Preparing Your Captive for Brexit
Among the many questions following the UK vote to exit the European Union (EU) is how Brexit will affect owners of captive insurance companies. Although the details of the UK’s departure have yet to be established, Brexit could have a direct impact on captives’ “passporting” rights and on their financials.
“Passporting” refers to the right of UK resident insurers, captives in the UK and Gibraltar, and UK brokers to provide insurance services in EU member states from a single country licence. Since the UK will no longer be part of the EU, that right may be restricted.
Similarly, an EU resident captive insurer may need an additional licence to conduct insurance business in the UK. It may need to form a UK branch or a new UK entity, particularly if it is insuring compulsory classes such as employers’ liability and third-party motor liability risks in the UK. Alternatively, it could use a UK insurer to front the risk.
If your captive is based in a European domicile writing business on a direct basis (such as Dublin, Malta, and Gibraltar), it may be affected indirectly by market volatility.
The current situation is unprecedented, as no member state has previously voted to leave the EU. However the following next steps are clear:
- Once the UK Government formally notifies the European Council of its decision, it will trigger Article 50 of the Lisbon Treaty, starting the transition, which is expected to last at least two years.

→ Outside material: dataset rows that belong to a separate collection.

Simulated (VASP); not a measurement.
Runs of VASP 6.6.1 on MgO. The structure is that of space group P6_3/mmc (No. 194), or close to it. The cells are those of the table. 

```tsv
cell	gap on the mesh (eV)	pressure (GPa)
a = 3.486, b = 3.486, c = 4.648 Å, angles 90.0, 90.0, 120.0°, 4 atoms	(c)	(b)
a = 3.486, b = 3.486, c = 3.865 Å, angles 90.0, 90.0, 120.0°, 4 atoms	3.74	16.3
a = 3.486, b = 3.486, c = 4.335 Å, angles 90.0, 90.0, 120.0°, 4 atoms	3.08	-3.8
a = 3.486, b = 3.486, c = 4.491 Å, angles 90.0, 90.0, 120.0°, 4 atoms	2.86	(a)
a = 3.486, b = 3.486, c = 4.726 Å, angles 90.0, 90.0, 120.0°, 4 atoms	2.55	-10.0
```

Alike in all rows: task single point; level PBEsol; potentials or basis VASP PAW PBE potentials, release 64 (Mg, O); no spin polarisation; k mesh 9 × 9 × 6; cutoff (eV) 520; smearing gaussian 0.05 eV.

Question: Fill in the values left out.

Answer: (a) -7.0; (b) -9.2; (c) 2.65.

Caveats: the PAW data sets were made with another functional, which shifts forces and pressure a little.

- During those two years, the UK and EU will negotiate the terms of the exit and determine the UK’s future relationship with the EU.
- Any extension of the transition period will have to be agreed to by all remaining EU member states.
Captives resident in the EU can continue to do business as usual until the final agreements have been made. In the interim period, captives could be used to write other classes of insurable risks that the multinational group faces as a result, such as financial loss following the investment and foreign exchange downturn.
Advice to Captive Owners
In view of the current uncertainty, in the short term, you need to be prepared to review your captive risk profiles and insurance programmes and plan for the impact. You should also monitor markets closely to ensure that your captives can still meet solvency obligations and can fulfil obligations on non-Sterling liabilities.
The effects of Brexit on captive owners will become more apparent once negotiations start and the terms of the UK’s relationship with the EU becomes clearer. However, the transitional timeline of two years will allow for proper planning and management of the situation for affected captive owners.